Bug 69086

Summary: Porters Handbook: How to convert from CR/LF to LF using REINPLACE_CMD
Product: Documentation Reporter: Alexey Dokuchaev <danfe>
Component: Books & ArticlesAssignee: freebsd-doc (Nobody) <doc>
Status: Closed FIXED    
Severity: Affects Only Me    
Priority: Normal    
Version: Latest   
Hardware: Any   
OS: Any   
Attachments:
Description Flags
file.diff none

Description Alexey Dokuchaev 2004-07-15 08:00:44 UTC
Quite often, we have to port sotfware written for or under Windows/DOS,
which use dumb CR/LF convention for text files instead of Unix plain LF.
This often causes problems with further patching, compiler warning,
scipts execution (/bin/sh^M not found), etc.

Since there's no standard practice of dealing with such situations,
people often come up with all sorts of solutions, i.e. supplying
explicit patches in files/, adding dependency(!!!) on dos2unix, of
wrapping tr -d '\r' in a script and calling it instead of sed(1) in my
proposal, which is simple and straightforward.

I therefore suggest including this in Porter's Handbook, as in attached
patch.

How-To-Repeat: Try porting some fairly complex CR/LF code.
Comment 1 Giorgos Keramidas freebsd_committer freebsd_triage 2004-07-18 03:04:00 UTC
On 2004-07-15 14:01, Alexey Dokuchaev <danfe@regency.nsu.ru> wrote:
> I therefore suggest including this in Porter's Handbook, as in
> attached patch.

This looks like a very nice way to filter the sources to me.  I'm not
very experienced with the way our ports system works though.

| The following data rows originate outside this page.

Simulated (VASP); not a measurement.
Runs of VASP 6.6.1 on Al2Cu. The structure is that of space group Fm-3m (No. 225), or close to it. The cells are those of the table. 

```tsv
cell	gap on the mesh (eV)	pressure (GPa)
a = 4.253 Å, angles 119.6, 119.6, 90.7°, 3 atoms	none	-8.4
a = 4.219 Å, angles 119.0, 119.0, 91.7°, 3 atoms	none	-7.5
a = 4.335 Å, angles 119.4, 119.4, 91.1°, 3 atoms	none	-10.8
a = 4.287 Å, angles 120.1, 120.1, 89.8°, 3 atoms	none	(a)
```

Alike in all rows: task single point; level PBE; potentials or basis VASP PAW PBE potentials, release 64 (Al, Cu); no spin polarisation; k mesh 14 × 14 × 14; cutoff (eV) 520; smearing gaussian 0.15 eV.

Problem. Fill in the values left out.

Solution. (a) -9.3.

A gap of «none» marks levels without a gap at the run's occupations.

Do the people on freebsd-ports agree about this change?  In particular,
since he seems to be the most active ports committer that updates the
porters-handbook, does David O'Brien agree with this addition?

> Index: book.sgml
> ===================================================================
> RCS file: /home/pub/ftp/pub/FreeBSD/development/FreeBSD-CVS//doc/en_US.ISO8859-1/books/porters-handbook/book.sgml,v
> retrieving revision 1.461
> diff -u -r1.461 book.sgml
> --- book.sgml	12 Jul 2004 08:24:15 -0000	1.461
> +++ book.sgml	15 Jul 2004 06:55:26 -0000
> @@ -681,6 +681,24 @@
>  	  lines!); define <literal>USE_AUTOCONF_VER=213</literal> and take the
>  	  diffs of <filename>configure.in</filename>.</para>
>  
> +	<para>Quite often, there is a situation when ported software, being
> +	  primarily developed on Windows, uses CR/LF convention for most of its
> +	  source files.  This may cause problems with further patching, compiler
> +	  warnings, scipts execution (<command>/bin/sh^M</command> not found),
> +	  etc.  To quickly convert those files from CR/LF to just LF, you can do
> +	  something like this:</para>
> +
> +	<programlisting>USE_REINPLACE=	yes
> +
> +post-extract:
> +	@${FIND} -E ${WRKDIR} -type f -iregex ".*\.(c|cpp|h|txt)" \
> +		-exec ${REINPLACE_CMD} -e 's/[[:cntrl:]]*$$//' '{}' \;</programlisting>
> +
> +	<para>Of course, if you need to process each and every file,
> +	  <option>-iregex</option> above can be omitted.  Be aware that this
> +	  piece of code will strip all trailing control characters from each
> +	  line of processed file (except <literal>\n</literal>).</para>
> +
>  	<para>Also, if you had to delete a file, then you can do it in the
>  	  <maketarget>post-extract</maketarget> target rather than as part of
>  	  the patch.  Once you are happy with the resulting diff, please split
Comment 2 David E. O'Brien freebsd_committer freebsd_triage 2004-08-02 17:04:19 UTC
On Sun, Jul 18, 2004 at 05:04:00AM +0300, Giorgos Keramidas wrote:
> On 2004-07-15 14:01, Alexey Dokuchaev <danfe@regency.nsu.ru> wrote:
> > I therefore suggest including this in Porter's Handbook, as in
> > attached patch.
> 
> This looks like a very nice way to filter the sources to me.  I'm not
> very experienced with the way our ports system works though.
> 
> Do the people on freebsd-ports agree about this change?  In particular,
> since he seems to be the most active ports committer that updates the
> porters-handbook, does David O'Brien agree with this addition?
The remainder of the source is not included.